I spoke to a number of people afterwards, the majority of whom were very positive about it. One person did mention that a few people were unhappy about the way it had been advertised, and that it hadn’t been publicised as a Fianna Fáil event, and I see messages on Twitter about it as well.

The idea to have the public event, rather than a private one, was mine, and the decision to push it from Strawberry Media was mine as well. Why? I wanted as wide an audience as possible to hear Joe’s talk, and to get the opportunity to question him directly. I felt that some people would have not wanted to attend a Fianna Fáil event, but would love to hear Joe Rospars. This wasn’t the launch of the Fianna Fáil website.
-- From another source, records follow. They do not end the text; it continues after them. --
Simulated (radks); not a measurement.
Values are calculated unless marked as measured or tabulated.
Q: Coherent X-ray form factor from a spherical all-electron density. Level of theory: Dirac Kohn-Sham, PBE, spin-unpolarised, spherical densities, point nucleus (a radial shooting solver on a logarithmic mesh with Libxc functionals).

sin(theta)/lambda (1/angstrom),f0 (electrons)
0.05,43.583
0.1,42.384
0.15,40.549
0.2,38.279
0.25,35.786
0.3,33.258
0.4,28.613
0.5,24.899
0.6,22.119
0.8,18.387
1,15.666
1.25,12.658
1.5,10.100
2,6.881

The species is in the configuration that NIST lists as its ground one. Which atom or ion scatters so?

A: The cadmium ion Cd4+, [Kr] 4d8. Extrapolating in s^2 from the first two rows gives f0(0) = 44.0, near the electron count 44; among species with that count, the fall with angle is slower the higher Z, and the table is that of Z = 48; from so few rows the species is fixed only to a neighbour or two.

So rather than organise a glitzy launch with banners, posters, videos or the like, we had an open, free event, with a short introduction to say why Joe was in town.  Sean Dorgan, party General Secretary spoke to introduce the fact that Joe was in town in connection with his work for Fianna Fáil, and that the party wanted to have his expertise out in the open rather than tied in for the party only.

The event was 10:1 Joe Rospars to Fianna Fail; we’ll have the video online in a few days. Joe’s content wasn’t affected by us, we didn’t discuss it with him before hand, and he spoke for over 40 minutes as opposed to less than 5 from people from the party.

I’m genuinely sorry that anyone is upset about the way I handled the run up to the event; I hope that the quality of Joe’s talk, and the ability to hear first hand his impressions of Irish and European politics, in some way makes up for it.

I’m thankfully for everyone who turned up, and for all the great feedback I received on the night.

Update: (26/2/09) Here’s the text of the Press Invite (PDF) sent to members of the tech press. It features an FF logo and details of why Joe was in town. He also discussed this on RTE Radio 1 with Mary Wilson around 5pm on the day.

This post is one of a few that have been mangled recently; I’m working to restore all the comments that I possibly can. They will return here in the coming days.

Closure of Rockhill Barracks

This week saw the last parade of Troops from Rockhill House army barracks in Letterkenny. The barracks at Rockhill and Lifford were victims of the October budget, which saw a total of five military facilities ordered closed in a decision which owes little to financial concerns (as I’ve discussed here before).

This is a massive blow to Letterkenny and Lifford, and the surroundings communities. All local representatives have come out against this, and a number of meetings have taken place between local reps and senior officials and ministers. This is a terrible decision, which will impact in a number of ways, both for the people involved and their families and for the wider community of the town.

People employed at Rockhill have made a massive contribution to Letterkenny over the years. The base will be sorely missed, for economic and social reasons.


Thanks to Amy Rose Harte in the Donegal News and Donna Deeney in the Letterkenny Post for the write-ups this week, on my decision not to seek election to Donegal County Council and to step down from Letterkenny Town Council at the election on June 4th.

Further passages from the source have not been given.